MACEDON. Ennea Odoi (?). Circa 500-480 BC. Stater (Silver, 18 mm, 10.04 g). Cow standing right on hatched ground line, head turned left towards calf suckling right below; above, three annulets.
Rev. Incuse square with rough surfaces diagonally divided. Boston MFA 605 ('uncertain'). SNG ANS 924 var. (two annulets above cow, as 'uncertain'). Svoronos, HPM pl. XVIII, 9 ('Bottiaei'). Traité pl. XL, 8 ('uncertain'). Very rare. A splendid, sharp piece of vigorous archaic style. Very slightly granular
, otherwise, extremely fine.
Ex Numismatica Ars Classica 84, 20 May 2015, 604 and previously from a European collection, formed before 2005.
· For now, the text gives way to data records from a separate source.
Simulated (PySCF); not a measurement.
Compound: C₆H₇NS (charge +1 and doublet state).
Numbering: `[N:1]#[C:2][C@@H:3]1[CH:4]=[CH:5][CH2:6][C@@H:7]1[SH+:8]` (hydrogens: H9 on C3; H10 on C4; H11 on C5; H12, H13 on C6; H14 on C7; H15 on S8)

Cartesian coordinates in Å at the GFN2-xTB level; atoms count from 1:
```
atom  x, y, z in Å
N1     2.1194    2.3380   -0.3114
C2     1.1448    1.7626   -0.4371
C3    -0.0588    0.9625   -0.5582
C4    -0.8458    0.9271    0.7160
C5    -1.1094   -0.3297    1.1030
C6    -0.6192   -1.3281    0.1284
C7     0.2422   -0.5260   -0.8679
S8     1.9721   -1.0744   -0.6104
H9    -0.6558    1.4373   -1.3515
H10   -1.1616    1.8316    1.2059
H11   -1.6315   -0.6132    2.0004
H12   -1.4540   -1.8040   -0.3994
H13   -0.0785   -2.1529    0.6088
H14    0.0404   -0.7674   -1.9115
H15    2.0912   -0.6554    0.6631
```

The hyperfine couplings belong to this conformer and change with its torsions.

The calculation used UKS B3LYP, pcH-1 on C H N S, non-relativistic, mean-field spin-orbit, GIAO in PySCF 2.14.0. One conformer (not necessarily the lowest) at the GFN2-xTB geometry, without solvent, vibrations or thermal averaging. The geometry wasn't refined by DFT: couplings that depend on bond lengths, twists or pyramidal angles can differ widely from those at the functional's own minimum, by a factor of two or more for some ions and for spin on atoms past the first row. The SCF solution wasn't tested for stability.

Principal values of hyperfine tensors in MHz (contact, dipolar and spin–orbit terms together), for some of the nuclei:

Svoronos attributed this wonderful archaic stater to the Bottiaei, a Macedonian tribe living in the western Chalkidiki, which has been refuted by E. S. G. Robinson, who interpreted the legend 'EN' found on a similar (but somewhat later) issue as the ethnic of Ennea Odoi. The archaic settlement of Ennea Odoi was situated on a strategically important crossroad near the mouth of the Strymon river (Ennea Odoi literally means: 'nine roads'); Thukydides reports that it was captured in 437 BC by the Athenian general Hagnon, who founded the city of Amphipolis at this spot to get access to the important Thraco-Macedonian natural resources such as gold, silver and timber.